In the end, the captain had his say and so did the new coach. With the off-field storm seemingly appeased and reunion of the old support staff, India would look to hit the refresh button and get into the groove early into a challenging season as they embark on a month-long Sri Lanka tour.
The Island tour gains importance as it will serve as prelude to a string of tough overseas tours including South Africa, England and Australia tours in the next twelve months. It was the 2015 Sri Lanka tour that marked the turnaround in India's fortunes after facing the ignominy of going winless in seven overseas series which included six series losses. It was the Galle Test that splashed water onto India's faces almost as if to say, "It's time you woke up". That loss impacted India and Virat Kohli's captaincy in a big way. India came back from behind to win the series 2-1 and it instilled some much-needed belief that India could win away from home.
No wonder it's entrenched deep in the minds of the Indian players, especially Kohli. A lot has changed in the last two years, Kohli — who was leading India in his first full series as captain — has matured and so has Ravi Shastri, by his own admission. However, Kohli asserted that they will go into the series with the same mindset and learning of the 'landmark' 2015 tour.
"I think that (2015 Sri Lanka tour) was a landmark tour," Kohli said in the pre-departure press conference in Mumbai.
"The mindset was to try and win the series. Losing the first Test was a shock to us but the way we bounced back was only because of the team culture created at that stage. We showed more belief in our abilities and that we could win from any situation and from then on you could see the results that we have had so far. The same mindset would apply now what we started back in 2015.
The players have matured from then (2015 Sri Lanka tour) on. It’s been 24 months, but that tour was the start of the belief system that we can win away from home," Kohli said. We do have the side required to win away from home, we do have a culture that has been created in the team to win whatever test matches or series we play," Kohli added.
It won't be easy getting into the groove quickly, India have been disconnected from five-day cricket in the last five months. They have played just ODIs and T20Is, while Kohli has stressed on the importance of training hard, he feels that once you get onfield, "everything falls into place."

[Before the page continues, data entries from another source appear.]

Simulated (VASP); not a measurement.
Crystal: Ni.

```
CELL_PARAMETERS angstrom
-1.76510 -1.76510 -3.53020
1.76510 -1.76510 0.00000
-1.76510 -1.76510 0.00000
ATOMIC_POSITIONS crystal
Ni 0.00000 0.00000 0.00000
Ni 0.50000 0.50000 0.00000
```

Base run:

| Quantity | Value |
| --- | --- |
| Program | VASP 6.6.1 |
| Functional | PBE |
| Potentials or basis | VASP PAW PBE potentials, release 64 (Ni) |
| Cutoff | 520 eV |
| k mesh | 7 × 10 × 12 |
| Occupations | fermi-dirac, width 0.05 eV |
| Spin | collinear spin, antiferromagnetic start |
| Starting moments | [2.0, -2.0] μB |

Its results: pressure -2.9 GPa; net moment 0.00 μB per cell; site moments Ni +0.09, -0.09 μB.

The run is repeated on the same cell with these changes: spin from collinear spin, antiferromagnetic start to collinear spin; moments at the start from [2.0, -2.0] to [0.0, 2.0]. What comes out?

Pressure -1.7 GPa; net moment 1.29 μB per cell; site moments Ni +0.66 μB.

Sri Lanka, on the other hand, have been grappling with transition problems for longer than expected. The ODI series loss to Zimbabwe had the caution lights flashing in their faces. The restructuring commenced with Angelo Mathews stepping down as captain and Dinesh Chandimal taking over. Former South Africa wicketkeeper-batsman Nic Pothas had already taken over as interim coach after Graham Ford quit following a dismal Champions Trophy campaign. Hashan Tillakaratne and Chaminda Vaas were installed into the coaching setup as temporary batting and bowling coaches respectively.
The experience of Angelo Mathews, Rangana Herath, Dinesh Chandimal and Upul Tharanga provides a strong spine which is laced with the talent of Kusal Mendis, Asela Gunaratne and Niroshan Dickwella. However, their biggest challenge is to achieve stability and consistency. The uncanny habit of springing surprises and scripting comebacks is all good — they performed the Houdini act against Zimbabwe at the R Premadasa Stadium against Zimbabwe a few days ago, against Australia in Pallekele in 2016 and the most dramatic of all, the 2015 win over India at Galle — but they desperately need to look at the larger picture.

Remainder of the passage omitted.